Skip to content

Appender rework#295

Merged
staticlibs merged 1 commit intoduckdb:mainfrom
staticlibs:appender_datachunk
Jul 8, 2025
Merged

Appender rework#295
staticlibs merged 1 commit intoduckdb:mainfrom
staticlibs:appender_datachunk

Conversation

@staticlibs
Copy link
Collaborator

@staticlibs staticlibs commented Jun 29, 2025

This change implements the access to Appender interface from Java with the following features:

  • C API is used to access the native Appender
  • necessary C API calls are exposed to Java using JNI wrappers as thin as possible - Java calls mirror corresponding C API calls 1 to 1
  • the data chunk interface of the Appender API is used: vector data is exposed as a direct ByteBuffer, all primitive appended values are written to this buffer from Java without going through JNI + C API (that is still used for some types with calls like: duckdb_vector_assign_string_element_len)
  • Java-side Appender/DataChunk/Vector data structures follow the Go lang's Appender implementation closely (with nested arrays initialization etc)
  • Java Appender usage is made thread-safe for concurrent Appender or Connection closure; append() calls are remained not thread-safe (to minimize the overhead), but their usage cannot cause the JNI-side crash
  • Java API of the new Appender is modeled after the java.lang.StringBuilder class and intended to be used with method chaining
  • support primitive arrays (one and two dimensional)
  • support for NULL and DEFAULT values
  • type checks between Java types and DB column types are enforced

Note: previous version of the Appender (that internally creates Value instances and appends them one by on) is still available for compatibility. It can be created using Connection#createSingleValueAppender method. It is marked as 'deprecated' and intended to be removed in future versions.

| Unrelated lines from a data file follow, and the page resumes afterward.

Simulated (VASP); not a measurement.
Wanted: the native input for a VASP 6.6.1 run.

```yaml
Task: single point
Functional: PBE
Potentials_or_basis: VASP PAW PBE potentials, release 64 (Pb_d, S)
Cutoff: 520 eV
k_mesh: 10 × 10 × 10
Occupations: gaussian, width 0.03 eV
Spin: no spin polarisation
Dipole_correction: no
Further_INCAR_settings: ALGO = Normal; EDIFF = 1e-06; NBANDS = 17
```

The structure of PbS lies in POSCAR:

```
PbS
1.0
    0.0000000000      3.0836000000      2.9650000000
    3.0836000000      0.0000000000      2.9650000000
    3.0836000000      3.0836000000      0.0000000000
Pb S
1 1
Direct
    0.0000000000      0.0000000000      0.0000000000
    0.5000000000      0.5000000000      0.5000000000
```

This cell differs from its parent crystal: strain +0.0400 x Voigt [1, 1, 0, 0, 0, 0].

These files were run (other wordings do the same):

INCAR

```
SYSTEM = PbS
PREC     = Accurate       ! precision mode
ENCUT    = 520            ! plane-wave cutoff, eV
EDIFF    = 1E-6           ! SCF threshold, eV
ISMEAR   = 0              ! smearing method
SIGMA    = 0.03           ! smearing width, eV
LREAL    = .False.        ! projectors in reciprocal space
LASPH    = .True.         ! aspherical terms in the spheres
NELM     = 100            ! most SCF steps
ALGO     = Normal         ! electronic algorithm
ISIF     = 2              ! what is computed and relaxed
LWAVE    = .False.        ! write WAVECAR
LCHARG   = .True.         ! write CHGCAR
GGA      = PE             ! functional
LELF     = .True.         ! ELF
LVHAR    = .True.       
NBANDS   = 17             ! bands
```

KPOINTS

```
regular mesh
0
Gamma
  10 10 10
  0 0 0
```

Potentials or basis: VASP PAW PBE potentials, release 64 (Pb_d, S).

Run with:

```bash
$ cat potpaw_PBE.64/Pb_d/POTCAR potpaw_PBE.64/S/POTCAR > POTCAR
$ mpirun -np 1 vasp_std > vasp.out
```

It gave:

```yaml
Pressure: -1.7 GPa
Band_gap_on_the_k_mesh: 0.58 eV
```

Testing: existing Appender test suite is extended and adapted to new Appender API.

Fixes: #84, #100, #110, #139, #157, #163, #219, #249

@staticlibs staticlibs marked this pull request as draft June 29, 2025 23:04
@staticlibs staticlibs force-pushed the appender_datachunk branch from a02716b to 64386b7 Compare July 3, 2025 15:56
@arouel
Copy link
Contributor

arouel commented Jul 7, 2025

@staticlibs would it feasible to use the Foreign Function and Memory (FFM) API instead of Java Native Interface (JNI)? With jextract you could generate the mapping to the C API easily. I bring this up, because in a future release the interoperation with native code will be disallowed by default. The FFM API is the preferred alternative to JNI.

@staticlibs
Copy link
Collaborator Author

@arouel

The main target for the JDBC driver is Java 8. Access to DuckDB engine through FFM can be introduced in future as an optional alternative, but JNI remains the main approach for any foreseeable future. And upcoming restrictions to native code are likely to be applied (by the JDK) to both JNI and FFM the same way (because they have almost the same problems with app "integrity"). And both JNI and FFM are likely to use the same flags/manifests to disable the restrictions that are added.

Copy link
Contributor

@arouel arouel left a comment

Choose a reason for hiding this comment

The reason will be displayed to describe this comment to others. Learn more.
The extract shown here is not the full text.